It’s the middle of summer, and so far I have spent my holidays hanging around the house almost 24/7. I don’t really have any close friends, and I don’t know what to do with the next six weeks. I don’t want my holidays to be a complete waste. I live in a small village that is quite remote. I am 16 and not legally allowed to drive in my country yet. So, Rookie, what should a loner like myself do to occupy her time? —M.
First off, whatever you do with your summer, it will not be “wasted.” Don’t be so hard on yourself! There’s nothing wrong with taking it easy.
It’s totally OK to be a homebody and/or a loner, if that’s what you want. But if you’re feeling down and you still don’t want to venture out into the world, there’s plenty of stuff you can do at home that will make you feel like you have accomplished something with your free time. Make a list of books you’ve always wanted to read and read them all; watch as many films as possible by a particular director; listen to all the albums of an unfamiliar band. You could write poetry, learn to play the guitar, start a zine, or rip up all your old magazines and make a collage. Exercising can actually be fun—try my favorite way to break a sweat: blasting music and dancing like mad.
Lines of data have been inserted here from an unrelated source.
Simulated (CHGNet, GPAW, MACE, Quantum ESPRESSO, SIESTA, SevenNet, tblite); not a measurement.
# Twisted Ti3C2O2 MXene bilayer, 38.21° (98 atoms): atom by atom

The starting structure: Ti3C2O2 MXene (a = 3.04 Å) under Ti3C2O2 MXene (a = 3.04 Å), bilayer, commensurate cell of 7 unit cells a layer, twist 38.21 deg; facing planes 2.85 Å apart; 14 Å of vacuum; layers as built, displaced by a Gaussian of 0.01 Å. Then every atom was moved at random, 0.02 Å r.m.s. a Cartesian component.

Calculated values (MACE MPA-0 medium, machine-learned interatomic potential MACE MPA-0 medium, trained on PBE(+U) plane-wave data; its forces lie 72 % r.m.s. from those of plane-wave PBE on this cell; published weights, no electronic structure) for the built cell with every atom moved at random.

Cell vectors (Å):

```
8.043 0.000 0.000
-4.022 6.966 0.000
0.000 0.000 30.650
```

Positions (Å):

But if you’re feeling cooped up and bored, you should try and get out of the house and explore the area around you, as familiar as it might seem. If you live in a small town, walk around, and maybe even find little places to make your own. If you have a bike, you can ride around and, depending on your stamina, really go far. If you want to get some real distance without a car, figure out where you can catch a bus or a train—public transportation is always going to take you somewhere interesting. I find libraries, museums, and art galleries are the best kinds of places to not feel lonely.
When you’re heading out on your own, grab a good book, some food, maybe a camera, maybe something to play music on. Sometimes silence is nice, but music makes you feel less alone. I always think it’s really fun to explore with my headphones on, as if my adventures have their own soundtrack. You could make a different playlist for each week of the remaining summer holiday.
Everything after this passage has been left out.